First, all terminology should be consistent, but it is often not. For me to sort things out, I try to use objective, unrelated examples to see if they apply. Canadian English, American English, Taiwanese and try to use those to see if what I say still makes sense.
I also use the term “language varieties” which expresses what I feel about languages: all equal (equal, irreplacable, wholly unique and humanity’s greatest gift to the generations) and finally impossible to rate in terms of language Vs dialect (I never approach any kind of discussion of that type).

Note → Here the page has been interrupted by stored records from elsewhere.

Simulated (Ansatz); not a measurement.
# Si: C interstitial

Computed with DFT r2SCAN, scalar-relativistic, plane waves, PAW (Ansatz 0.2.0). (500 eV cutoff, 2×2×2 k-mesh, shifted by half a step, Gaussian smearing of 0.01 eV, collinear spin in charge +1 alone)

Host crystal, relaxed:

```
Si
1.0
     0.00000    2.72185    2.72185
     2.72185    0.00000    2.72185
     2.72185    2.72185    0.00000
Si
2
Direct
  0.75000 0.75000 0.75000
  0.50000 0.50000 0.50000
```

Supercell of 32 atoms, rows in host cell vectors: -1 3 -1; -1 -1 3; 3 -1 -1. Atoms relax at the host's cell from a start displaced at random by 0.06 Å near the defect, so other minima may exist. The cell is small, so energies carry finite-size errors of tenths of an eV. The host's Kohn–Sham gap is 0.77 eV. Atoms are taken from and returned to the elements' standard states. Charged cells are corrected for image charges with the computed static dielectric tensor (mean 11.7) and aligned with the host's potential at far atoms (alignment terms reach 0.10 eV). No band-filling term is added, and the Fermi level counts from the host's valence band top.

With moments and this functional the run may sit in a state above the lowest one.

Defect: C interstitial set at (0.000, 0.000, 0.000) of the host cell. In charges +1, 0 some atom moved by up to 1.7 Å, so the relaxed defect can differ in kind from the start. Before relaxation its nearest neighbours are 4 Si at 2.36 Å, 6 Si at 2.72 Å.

1.Language is both personal and communal. So one community may call their own language anything they like and they will always be partly right. For ex. Canadian English (most people in the world would say it is virtually identical to American English) is felt in Canada as *completely* separate from American English. So be it. Objectivity only goes so far in these debates.
2. By saying it isn’t American English or British English, Canadians are also saying they are different politically, different in terms of their identity. And they will correct you every time you say it “wrong.” So be it.
3. Finally(?), it is not nice to call someone by a name you feel is more objective but the other feels it doesn’t quite fit his situation. So be that to.
In Québec I say I speak Québécois though most people in Québec will say they speak French. I think the starting point of who gets to name yourself should be yourself.
Very fair points, and interesting ones too (Québécois versus French!). Though I would say that in the circumstances of the North of Ireland the overriding fact of competing identities and nationalities colour everything. Even language.
Take this from the autobiography of Tony Blair, the ex-British Prime Minister and his memoirs of the negotiations around the Belfast Agreement of the late 1990s:
“Now you might think that co-operation on these two issues [trade protection and the Irish language] would be relatively uncontentious. In fact the Unionists screeched to a halt. It turned out there was some obscure language called Ullans, a Scottish dialect spoken in some parts of Ulster which was the Unionists’ equivalent of the Irish Langauge. By this time nothing surprised me. They could have suggested siting the Assembly on Mars and I would have started to draft options.
Everyone was now tired and fractious. I had an awful meeting with Bertie [Ahern, Irish Taoiseach or Premier] and David Trimble [Unionist leader], in which Bertie did not take quite the same relaxed view of the importance of Ullans as I did, suggesting that maybe David would like to speak some of the ‘fecking thing’ so we could hear what it sounded like; and David taking umbrage at the idea that the dialect was a Unionist invention, explaining solemnly and at length the Scottish roots of Ullans with all the sensitivity of a landowner talking to a village idiot.”
Or this recent (admittedly overly blunt) summation of Ulster-Scots/ Ullans:
“1. They made this up in the ’70s and ’80s off the back of Ian Adamson’s mental Ulster origin mythology about the Cruthin [A mix of myths focusing on the Lost Tribes of Israel, alleged pre-Celtic peoples in Ireland and Scotland, the Picts and even links to “Scythia”].
2. They called it a separate language to get parity of funding in the GFA [Belfast Agreement] with Irish.
3. Lord Laird [Chief proponent of Ulster-Scots] admitted they’re making it up as they go along.
4. Less than 2% of Ulster people even speak it – they speak Mid-Ulster English instead.
5. An EU commission could not find one single native speaker.
6. The U-S [Ulster-Scot] Agency has been plagued with scandal from day one, whether it be a CEO doing time for kiddyfiddling or Lord Laird’s many taxi rides to Dublin in his kilt.
7. Ulster-Scots heritage is real, vibrant and worth acknowledging. This ‘language’ is not real, and should not be funded by the taxpayer of any state.”